The RNLI has again declined to rethink the decision to close St Abbs lifeboat station, citing concerns over staffing levels and development costs.
RNLI chairman Charles Hunter-Pease addressed some community concerns in a letter to local MSP Paul Wheelhouse and new MP Calum Kerr.
In his letter, Mr Hunter-Pease wrote: “The unanimous decision by the charity’s Trustees to close the lifeboat station was a difficult one and not taken lightly.”
The letter went on to acknowledge for the first time in correspondence that the cost to the RNLI of maintaining a station was a “consideration”. It was also revealed that the charity had concerns over crew levels in the future.
Mr Hunter-Pease wrote: “While cost is not the driving factor in such decisions, the RNLI has a responsibility to its supporters to use their donations appropriately, so it has to be a consideration.”
He went on to estimate the cost of replacing the current B class Atlantic 75 with a larger Atlantic 85 in 2016, and associated alterations to the lifeboat station, would cost more than £1.5 million.
“In Coast Reviews we also consider many other factors including the future sustainability of stations. In this case we considered that Eyemouth, with a greater population, would be able to support a larger crew over the long term; Eyemouth already has a pool of 20 crew - enough to comfortably support two lifeboats.”

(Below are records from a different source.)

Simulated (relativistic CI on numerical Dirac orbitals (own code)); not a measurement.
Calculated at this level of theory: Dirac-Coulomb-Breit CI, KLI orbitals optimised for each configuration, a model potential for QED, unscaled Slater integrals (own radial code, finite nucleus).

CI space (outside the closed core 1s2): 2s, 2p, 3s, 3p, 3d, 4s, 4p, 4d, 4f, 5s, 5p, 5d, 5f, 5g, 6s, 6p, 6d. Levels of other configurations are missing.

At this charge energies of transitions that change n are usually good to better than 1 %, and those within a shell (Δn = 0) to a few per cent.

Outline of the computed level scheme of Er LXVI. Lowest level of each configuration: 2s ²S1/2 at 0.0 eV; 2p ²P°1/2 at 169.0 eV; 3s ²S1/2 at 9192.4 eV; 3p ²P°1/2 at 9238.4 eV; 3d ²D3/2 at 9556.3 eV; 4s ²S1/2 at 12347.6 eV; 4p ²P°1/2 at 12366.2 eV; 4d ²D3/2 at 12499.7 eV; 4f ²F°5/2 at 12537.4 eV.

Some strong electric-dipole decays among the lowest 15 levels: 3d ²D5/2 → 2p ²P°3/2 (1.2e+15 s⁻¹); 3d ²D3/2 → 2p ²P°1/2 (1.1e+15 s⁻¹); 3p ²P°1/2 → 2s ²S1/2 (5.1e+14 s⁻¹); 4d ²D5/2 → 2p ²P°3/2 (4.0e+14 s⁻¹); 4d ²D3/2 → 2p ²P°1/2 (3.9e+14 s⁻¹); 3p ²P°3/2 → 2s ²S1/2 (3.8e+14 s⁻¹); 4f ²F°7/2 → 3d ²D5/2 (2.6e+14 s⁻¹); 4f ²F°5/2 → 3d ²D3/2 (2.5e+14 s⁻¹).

This idea was refuted by volunteer crew members at Friday’s community meeting, where they pointed out that St Abbs has never had difficulty in raising a crew.
Indeed, Angus Skene said that the crew had reluctantly not been accepting applications to join the crew from a few local young people, “due to all this hanging over us”.
Those assembled in the Ebba Centre heard station master Alistair Crowe reveal that in a private meeting with an RNLI representative, he was told the charity “would not budge” from its decision.
“I went along to hear what they had to say and was told it was all over and the decision to close was final and no amount of campaigning or names on a petition would pursued them otherwise.”
Mr Crowe added that the representative - a sea captain with 20 years RNLI experience - had been shocked to find that the date set for closing the St Abbs station was in the summer, the busiest time of the year.
“He just couldn’t believe that,” the meeting heard. “If you’re going to close us down, why not wait until the Christmas period when it’s quiet?”
Local MSP Paul Wheelhouse tweeted after the meeting: “Strong & resolute reaction at St Abbs public meeting tonight re response from @RNLI re shocking decision to axe @stabbslifeboat #FightGoesOn”
The meeting saw the launch of a campaign, Save St Abbs Lifeboat, and there are plans for a dedicated website, as well as banners and flags in an around the village.
Over 3,600 people have already signed the online petition to keep the lifeboat at www.change.org/p/rnli-keep-st-abbs-lifeboat-station-open, with many more hard copies also filled in.